It is therefore an easy matter to "create a breeze" and a kite can be kept in the air providing the person flying the kite and holding the string commences to run.

Although no wind is blowing, the pressure of the air through which the kite is moving will cause it to remain in the air. In other words, the kite would be sustained in the air by virtue of its own relative motion to the wind. In order that the kite may fly, it makes no difference whether the wind moves against the kite or the kite moves against the wind.

An aeroplane, in fact, is nothing but a kite which creates its own breeze. If an aeroplane were attached to a strong wire serving as the string in the case of the kite, it would fly in the same manner as the kite, providing of course that the wind were sufficiently powerful. If the wind were not blowing at all, or not blowing hard enough, the other end of the wire could be attached to an automobile and by driving the automobile fast enough the required relative motion of the air would be produced and the aeroplane would fly.

There could be no direct benefit derived, however, from an aeroplane which must remain attached to a machine running over the earth and travel in its wake. Some other means of producing the required relative motion is necessary so that the aeroplane may be free to fly in any direction and either with or against the wind. This is accomplished by a propeller driven by a motor revolving at high speed in the aeroplane itself.

The action of an aerial propeller is similar to that of its marine prototype employed for driving ships through the water. Each depends for its action upon the imparting of a sternward motion to a column of fluid, in the one case air and in the other water. A propeller screws itself forward into the surrounding media in identically the same manner that an ordinary screw forces itself into a block of wood. An aeroplane therefore essentially consists of the wings or supporting surfaces, also sometimes called planes, driven through the air in an oblique manner by the propeller and motor.

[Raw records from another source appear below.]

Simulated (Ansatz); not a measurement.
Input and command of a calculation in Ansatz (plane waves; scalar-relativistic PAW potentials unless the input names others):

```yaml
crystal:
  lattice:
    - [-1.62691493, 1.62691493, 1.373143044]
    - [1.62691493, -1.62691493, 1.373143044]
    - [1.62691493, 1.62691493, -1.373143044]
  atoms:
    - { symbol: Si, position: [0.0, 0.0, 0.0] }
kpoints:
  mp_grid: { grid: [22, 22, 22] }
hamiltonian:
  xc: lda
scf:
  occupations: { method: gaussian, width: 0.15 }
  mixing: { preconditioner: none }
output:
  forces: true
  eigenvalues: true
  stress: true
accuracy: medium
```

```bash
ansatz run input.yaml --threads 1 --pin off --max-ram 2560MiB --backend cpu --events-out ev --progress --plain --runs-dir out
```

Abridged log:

FIG. 2. Diagram representing a typical monoplane. The only remaining requisition is that the aeroplane may be guided at will, caused to rise or fall or be steered to the right and left. The devices used to accomplish this are two rudders called respectively the "elevator" and the "steering rudder." The "elevator" takes the form of a small surface carried either in front or behind the main supporting surfaces and enables the machine to take an upward, a horizontal or downward course accordingly as it is adjusted. It acts as a rudder to steer the aeroplane up or down or to hold it to its course in exactly the same manner that a ship's rudder steers it to the right or left. When it is desired to direct the aeroplane upwards, the front edge of the elevator is raised so as to set it at a greater angle with the horizontal. If the aeroplane's course is required to be downward, the front edge of the elevator is lowered.

Aeroplanes are usually of two general types, monoplanes and biplanes. A monoplane, as its name implies, is a machine having a single pair of wings or supporting surfaces. The Bleriot, Antoinette and Santos Dumont machines are the most prominent representatives of this type of aeroplane.

The "elevator" on a monoplane is usually in the rear of the main supporting surfaces. When in this position it also acts as a tail to furnish longitudinal stability to the machine in the same way that a feather on an arrow steadies its flight.